No. 108 NAI DFA 217/38

Draft letter from Joseph P. Walshe to John W. Dulanty (London)

Dublin, 3 January 1940

I should be glad if you would be good enough to arrange to see the Portuguese Ambassador as soon as possible and tell him that, with a view to the establishment of closer relations between Ireland and Portugal, whose progress under Dr. Salazar1 has aroused great interest and admiration in this country, the Government are anxious that the Irish Minister in Spain should also be accredited to Portugal. The Government hope that this step would serve to promote closer trade, cultural and other relations between Ireland and Portugal which, as two great Catholic countries very similarly circumstanced in relation to the present conflict, have much in common.

Please ask the Ambassador to ascertain as soon as he conveniently can whether this arrangement would be agreeable to the Portuguese Government, and if so, whether Mr. Kerney would be persona grata. A brief curriculum vitae of Mr. Kerney is enclosed.2 You should tell the Ambassador that Mr. Kerney would continue to reside in Madrid and that, for the present at least, it would not be the intention to maintain a separate chancellery in Lisbon. Mr. Kerney would maintain contact with the Portuguese Government by means of personal visits.

We understand that the proposed arrangement would not be unprecedented so far as Portugal is concerned and that, for example, Turkey is represented by the same Minister in Madrid and Lisbon.
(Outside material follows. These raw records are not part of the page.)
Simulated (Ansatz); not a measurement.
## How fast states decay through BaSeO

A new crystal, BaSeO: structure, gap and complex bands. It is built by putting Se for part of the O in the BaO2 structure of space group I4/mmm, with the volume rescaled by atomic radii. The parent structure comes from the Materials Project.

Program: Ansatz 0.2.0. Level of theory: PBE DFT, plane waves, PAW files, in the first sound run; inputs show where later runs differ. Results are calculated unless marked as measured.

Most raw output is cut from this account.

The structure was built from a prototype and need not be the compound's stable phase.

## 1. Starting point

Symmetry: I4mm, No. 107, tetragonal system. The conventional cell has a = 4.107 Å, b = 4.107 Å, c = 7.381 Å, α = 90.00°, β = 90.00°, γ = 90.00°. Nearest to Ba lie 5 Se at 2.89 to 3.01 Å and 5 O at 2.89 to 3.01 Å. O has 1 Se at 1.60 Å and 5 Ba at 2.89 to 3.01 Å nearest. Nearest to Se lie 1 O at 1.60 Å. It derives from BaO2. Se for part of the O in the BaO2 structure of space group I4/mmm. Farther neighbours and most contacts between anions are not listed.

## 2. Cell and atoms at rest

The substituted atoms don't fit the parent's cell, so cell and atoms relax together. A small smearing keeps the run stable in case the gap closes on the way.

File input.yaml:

In considering the suggested arrangement, the Portuguese Government will no doubt be anxious to know whether they would be expected to reciprocate at once by sending a Portuguese Minister to Dublin. On this point, you might say to Señor Monteiro3 that we appreciate that it would not be practicable for the Portuguese Government to reciprocate our action by action on precisely similar lines. Even if there were not the difficulty arising from the fact that the Portuguese representative in London has the status of an Ambassador, there would still be the point that, as we have always been opposed to the accredition to Ireland of representatives who are also accredited to Britain, the Government could not consistently fall in with such an arrangement in the case of Portugal. The Government would gladly welcome a Portuguese Minister in Dublin, and they hope that the Portuguese would be able in due course to make such an appointment; but, in the special circumstances, the Government would understand if the Portuguese Government felt unable to make such an appointment at once.

1 António de Oliveira Salazar (1889-1970), Portuguese Prime Minister (1932-68).

2 Not printed.

3 Armindo Monteiro, Portuguese Ambassador to Britain (1937-43).